Yeah, and every time the name thing comes up, Chris points out that the kid's middle name is Benjamin, so it's not like he's a complete monster.
At least none of the kids is named Infinite. Honestly, when your name is a common word there are just too few names that won't escape some sort of mockery. Because we live in a puerile world, sometimes.
The funny thing is that almost none of us had noticed that Ariel's name is a pun...
She married into that one, though. I would have. That's a subtle one, and therefore a good one.
Including that none of them are saints' names, because it was a Catholic blog. Weirdly, one of the examples given of "not a saint's name" is Aidan; Saint Aidan was at Lindisfarne.
Utah has its own odd name space. Some names borrow from the majority religion, but most are simply ill-conceived collisions among nonsense syllables. The formula
something-en is the most common. The rest are contrived respellings of reasonably acceptable names, requiring even common-sounding names to be spelled explicitly whenever invoked. I know a half-dozen or so Bradens, each with a different spelling.

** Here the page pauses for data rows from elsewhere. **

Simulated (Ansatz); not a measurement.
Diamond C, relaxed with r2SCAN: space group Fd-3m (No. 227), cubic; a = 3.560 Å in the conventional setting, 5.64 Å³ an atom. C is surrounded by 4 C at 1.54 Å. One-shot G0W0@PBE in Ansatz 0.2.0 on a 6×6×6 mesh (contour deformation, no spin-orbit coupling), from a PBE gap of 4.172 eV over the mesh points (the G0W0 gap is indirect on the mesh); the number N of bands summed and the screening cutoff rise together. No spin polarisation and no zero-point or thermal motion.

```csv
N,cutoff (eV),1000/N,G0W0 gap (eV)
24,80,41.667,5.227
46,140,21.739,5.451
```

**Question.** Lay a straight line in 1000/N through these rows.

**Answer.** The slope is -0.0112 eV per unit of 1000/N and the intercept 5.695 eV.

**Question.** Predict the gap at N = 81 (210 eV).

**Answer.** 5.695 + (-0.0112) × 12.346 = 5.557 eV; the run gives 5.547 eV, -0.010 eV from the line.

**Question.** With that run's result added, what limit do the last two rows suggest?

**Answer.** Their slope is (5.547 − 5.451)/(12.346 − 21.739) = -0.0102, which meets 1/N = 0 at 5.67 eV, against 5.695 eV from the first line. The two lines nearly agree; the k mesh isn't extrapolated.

Outside of Utah I think the most amusing example was a recruiter I used to work with named Cortney Marshall, who insisted on going by Cort.
I leave my documentary appearances off my theater resume to avoid confusion. I put them on my professional resume. Before that, casting directors had trouble comprehending my on-screen appearances.
Good catch on the saint name. I believe a kid needs at least one name to go by that isn't going to get him teased at a tender age. Oddly enough, my neighbor kids growing up all had interesting nicknames: Tad, Izz-Bizz, Bomb, Boo, and Geedo. They were used so frequently that we lost sight of how ridiculous some of them sounded, and even occasionally forgot their real names. I'm hoping the Church Invisible continues to provide names that are still viable centuries hence.
The larger issue of asserting that someone is fake because they have an unusual or clever name is, I agree, consummately grasping at straws.